This repository contains Python code and iPython notebooks used to run the experiments in Improving the Adversarial Robustness and Interpretability of Deep Neural Networks by Regularizing their Input Gradients.

SVHN iterated tgsm gif

Main Idea

If you add an imperceptibly small amount of carefully crafted noise to an image which a neural network classifies correctly, you can usually cause it to make an incorrect prediction. This type of noise addition is called "adversarial perturbation," and the perturbed images are called adversarial examples. Unfortunately, it turns out that it's pretty easy to generate adversarial examples which (1) fool almost any model trained on the same dataset, and (2) continue to fool models even when printed out or viewed at different perspectives and scales. As neural networks start being used for things like face recognition and self-driving cars, this vulnerability poses an increasingly pressing problem.
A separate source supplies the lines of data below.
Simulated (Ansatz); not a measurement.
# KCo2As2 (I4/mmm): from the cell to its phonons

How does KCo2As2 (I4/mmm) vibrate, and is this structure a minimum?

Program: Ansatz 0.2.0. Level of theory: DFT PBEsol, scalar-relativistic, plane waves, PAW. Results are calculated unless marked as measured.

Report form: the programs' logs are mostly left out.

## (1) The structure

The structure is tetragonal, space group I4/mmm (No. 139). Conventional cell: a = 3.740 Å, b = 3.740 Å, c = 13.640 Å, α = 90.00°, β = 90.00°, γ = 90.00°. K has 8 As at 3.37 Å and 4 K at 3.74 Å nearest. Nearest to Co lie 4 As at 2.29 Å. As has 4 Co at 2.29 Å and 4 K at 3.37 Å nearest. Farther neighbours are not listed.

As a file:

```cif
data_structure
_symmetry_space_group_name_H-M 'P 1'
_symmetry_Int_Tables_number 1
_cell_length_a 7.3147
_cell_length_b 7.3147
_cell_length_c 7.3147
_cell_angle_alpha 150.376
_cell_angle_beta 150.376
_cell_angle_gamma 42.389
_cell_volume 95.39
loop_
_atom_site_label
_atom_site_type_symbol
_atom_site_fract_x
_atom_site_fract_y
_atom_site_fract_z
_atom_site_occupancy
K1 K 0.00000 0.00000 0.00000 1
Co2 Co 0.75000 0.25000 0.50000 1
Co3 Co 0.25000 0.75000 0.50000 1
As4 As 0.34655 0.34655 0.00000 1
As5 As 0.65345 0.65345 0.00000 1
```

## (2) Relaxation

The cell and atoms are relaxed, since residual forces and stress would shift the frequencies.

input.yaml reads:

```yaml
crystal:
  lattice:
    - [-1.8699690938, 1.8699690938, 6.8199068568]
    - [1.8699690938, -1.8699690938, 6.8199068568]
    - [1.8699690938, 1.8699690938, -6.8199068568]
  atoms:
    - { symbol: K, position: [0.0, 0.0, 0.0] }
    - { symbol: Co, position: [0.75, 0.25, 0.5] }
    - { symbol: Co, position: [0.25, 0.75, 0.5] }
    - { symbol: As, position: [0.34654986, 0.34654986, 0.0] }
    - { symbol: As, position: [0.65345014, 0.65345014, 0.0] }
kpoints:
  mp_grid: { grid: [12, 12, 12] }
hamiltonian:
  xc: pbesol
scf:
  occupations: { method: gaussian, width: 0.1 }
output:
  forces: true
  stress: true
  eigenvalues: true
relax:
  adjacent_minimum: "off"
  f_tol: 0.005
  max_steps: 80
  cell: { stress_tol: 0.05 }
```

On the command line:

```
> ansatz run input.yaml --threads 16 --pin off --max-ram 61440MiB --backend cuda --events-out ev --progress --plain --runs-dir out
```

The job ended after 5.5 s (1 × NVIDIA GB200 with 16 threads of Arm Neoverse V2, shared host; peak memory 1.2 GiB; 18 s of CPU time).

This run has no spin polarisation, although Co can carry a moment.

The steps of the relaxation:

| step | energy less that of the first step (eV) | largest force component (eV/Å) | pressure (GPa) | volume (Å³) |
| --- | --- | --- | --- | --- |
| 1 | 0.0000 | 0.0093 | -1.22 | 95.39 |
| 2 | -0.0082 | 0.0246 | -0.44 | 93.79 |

In this repository, we try to tackle this problem directly, by training neural networks with a type of regularization that penalizes how sensitive their predictions are to infinitesimal changes in their inputs. This type of regularization moves examples further away from the decision boundary in input-space, and has the side-effect of making gradient-based explanations of the model -- as well as the adversarial perturbations themselves -- more human-interpretable. Check out the experiments below or the paper for more details!

Repository Structure

  • notebooks/ contains iPython notebooks replicating the main experiments from the paper:
    • MNIST compares robustness to two adversarial attack methods (the FGSM and TGSM) when CNNs are trained on the MNIST dataset with with various forms of regularization: defensive distillation, adversarial training, and two forms of input gradient regularization. This is a good one to look at first, since it's got both the results and some textual explanation of what's going on.
    • notMNIST does the same accuracy comparisons, but for the notMNIST dataset. We omit the textual explanations since it would be redundant with what's in the MNIST notebook.
    • SVHN does the same for the Street View House Numbers dataset.
  • scripts/ contains code used to train models and generate / animate adversarial examples.
  • cached/ contains data files with trained model parameters and adversarial examples. The actual data is gitignored, but you can download it (see instructions below).
  • adversarial_robustness/ contains code modeling Python code for representing neural networks, datasets, and training / explanation / visualization / adversarial perturbation. Some of the code is strongly influenced by cleverhans and tensorflow-adversarial, but we've modified everything to be more object-oriented.

Replication

To immediately run the notebooks using models and adversarial examples used to generate figures in the paper, you can download this zipped directory, which should replace the cached/ subdirectory of this folder.

To fully replicate all experiments, you can use the files in the scripts directory to retrain models and regenerate adversarial examples.

This code was tested with Python 3.5 and Tensorflow >= 1.2.1. Most files should also work with Python 2.7, but training may not work with earlier versions of Tensorflow, which lack second-derivative support for many CNN operations.